Workflow runner

The WorkflowRunner class is compatible with the Workbench Workflow Definition Language (WWDL) schema.

Instantiating a runner

Provided your run-time environment has the necessary environment variables to connect to an Azure Table Storage resource (for persisting log messages), you can create a workflow runner simply by:

from workbench.workflows import WorkflowRunner
from workbench.bindings import AzureBlobSession

session = AzureBlobSession(organization, workspace, session_id, user_id)

# The workflow can be defined in-line, provided it adheres to the schema
workflow = session.workflow

runner = WorkflowRunner(workflow=workflow)

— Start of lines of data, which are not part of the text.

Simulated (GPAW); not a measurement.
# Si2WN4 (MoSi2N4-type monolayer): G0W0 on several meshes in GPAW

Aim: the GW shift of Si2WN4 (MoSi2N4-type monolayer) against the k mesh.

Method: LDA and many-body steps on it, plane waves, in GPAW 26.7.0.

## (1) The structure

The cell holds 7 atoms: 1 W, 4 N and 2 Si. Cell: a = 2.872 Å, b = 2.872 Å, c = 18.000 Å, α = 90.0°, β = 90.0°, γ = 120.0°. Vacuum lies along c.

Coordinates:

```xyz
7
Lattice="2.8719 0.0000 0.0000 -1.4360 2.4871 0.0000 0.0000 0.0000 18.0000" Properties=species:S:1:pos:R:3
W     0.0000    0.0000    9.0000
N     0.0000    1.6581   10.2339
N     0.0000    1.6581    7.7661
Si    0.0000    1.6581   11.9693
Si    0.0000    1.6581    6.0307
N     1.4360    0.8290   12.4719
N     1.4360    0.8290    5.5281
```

For more details on setting up environment variables, see Local installation.

Workflow context

Some workflows require additional attributes to run. You can pass these attributes to a workflow runner as context when instantiating the workflow runner or by updating the runner's context dictionary.

context = {
    organization: "example-org",
    workspace:"My Test Workspace",
    session_id: "clever-birds-learn".
    user_id: "waad_..."
    }

runner = WorkflowRunner(workflow=workflow, context=context)

Tip

Constructing your workflow to accept a DocumentVersion or Session object via the context is a clean way of scoping your workflow to operate on a particular file or dataset.

Running a workflow

To run a workflow call:

runner.run()

Iterative Workflows

WorkflowRunner automatically handles stages with for_each definitions, enabling efficient processing of collections.

Execution Model

When a stage contains for_each:

Expansion: The iteration definitions are expanded into individual iteration contexts
Parallel Execution: Iterations are submitted to a thread pool for parallel processing
Context Isolation: Each iteration has its own context - step outputs within an iteration don't affect other iterations
Result Collection: After all iterations complete, step outputs are collected into dictionaries keyed by iteration indices

Configuring Parallelism

The max_workers parameter controls how many iterations run concurrently:

# For workflows with many iterations, increase max_workers
runner = WorkflowRunner(
    workflow=workflow,
    context=context,
    max_workers=8  # Default is 4
)

Choose max_workers based on:

Number of CPU cores available
I/O vs CPU-bound operations in your steps
Memory constraints (each iteration maintains its own context)

Context Isolation

Each iteration receives an isolated copy of the workflow context:

Global context: Variables like $connection, $organization are readable
Iteration variables: Current item aliases (e.g., $current_sheet) and $iteration metadata
Step outputs: Outputs from steps within the iteration are local to that iteration

This isolation means:

Iterations can safely run in parallel without conflicts
Step A in iteration (0,0) and Step A in iteration (0,1) don't interfere
Final results are merged back into the main context after all iterations complete

Error Handling

Error handling in iterative stages follows step-level configuration:

Steps with on_failure: "fail" will cause their iteration to fail, but other iterations continue
Steps with on_failure: "continue" allow the iteration to proceed despite failures
After all iterations complete, collected results include only successful outputs

Metrics

Iterative stages log aggregate metrics:

{
  "iterations": {
    "count": 100,
    "successful": 98,
    "failed": 2
  }
}